Looking at the men themselves who have lately been chosen, the fault has not consisted in their non-re-election, but in their original selection. There has been no desire for great men; no search after a man of such a nature that, when tried, the people should be anxious to keep him. "It will not be in my time," says the expiring President. And so, without dismay, he sees the empire of his country slide away from him.

A President, with the possibility of re-election before him, would be as a minister who goes out knowing that he may possibly come in again before the session is over, and, perhaps, believing that the chances of his doing so are in his favor. Under the existing political phase of things in the United States, no President has any such prospect; but the ministers of the President have that chance.

It is no uncommon thing at present for a minister under one President to reappear as a minister under another; but a statesman has no assurance that he will do so because he has shown ministerial capacity. We know intimately the names of all our possible ministers--too intimately as some of us think--and would be taken much by surprise if a gentleman without an official reputation were placed at the head of a high office. If something of this feeling prevailed as to the President's cabinet, if there were some assurance that competent statesmen would be appointed as Secretaries of State, a certain amount of national responsibility would by degrees attach itself to them, and the President's shoulders would, to that amount, be lightened. As it is, the President pretends to bear a burden which, if really borne, would indicate the possession of Herculean shoulders. But, in fact, the burden at present is borne by no one. The government of the United States is not in truth responsible either to the people or to Congress.
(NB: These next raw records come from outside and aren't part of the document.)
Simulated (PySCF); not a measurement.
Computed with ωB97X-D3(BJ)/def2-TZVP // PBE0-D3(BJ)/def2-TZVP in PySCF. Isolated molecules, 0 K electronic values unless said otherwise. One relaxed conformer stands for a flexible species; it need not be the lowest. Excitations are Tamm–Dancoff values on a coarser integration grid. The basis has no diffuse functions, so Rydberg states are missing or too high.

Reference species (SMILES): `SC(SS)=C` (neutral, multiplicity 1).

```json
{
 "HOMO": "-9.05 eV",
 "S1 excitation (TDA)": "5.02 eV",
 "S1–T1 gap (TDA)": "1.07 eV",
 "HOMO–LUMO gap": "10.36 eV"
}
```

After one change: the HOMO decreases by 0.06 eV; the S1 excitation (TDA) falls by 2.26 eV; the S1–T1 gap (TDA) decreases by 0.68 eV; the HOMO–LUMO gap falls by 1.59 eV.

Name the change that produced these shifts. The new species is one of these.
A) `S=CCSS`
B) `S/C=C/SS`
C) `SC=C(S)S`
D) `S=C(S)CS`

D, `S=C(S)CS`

But these ministers, if it be desired that they shall have weight in the country, should sit in Congress either as Senators or as Representatives. That they cannot so sit without an amendment of the Constitution, I have explained in the previous chapter; and any such amendment cannot be very readily made. Without such seats they cannot really share the responsibility of the President, or be in any degree amenable to public opinion for the advice which they give in their public functions. It will be said that the Constitution has expressly intended that they should not be responsible, and such, no doubt, has been the case. But the Constitution, good as it is, cannot be taken as perfect. The government has become greater than seems to have been contemplated when that code was drawn up.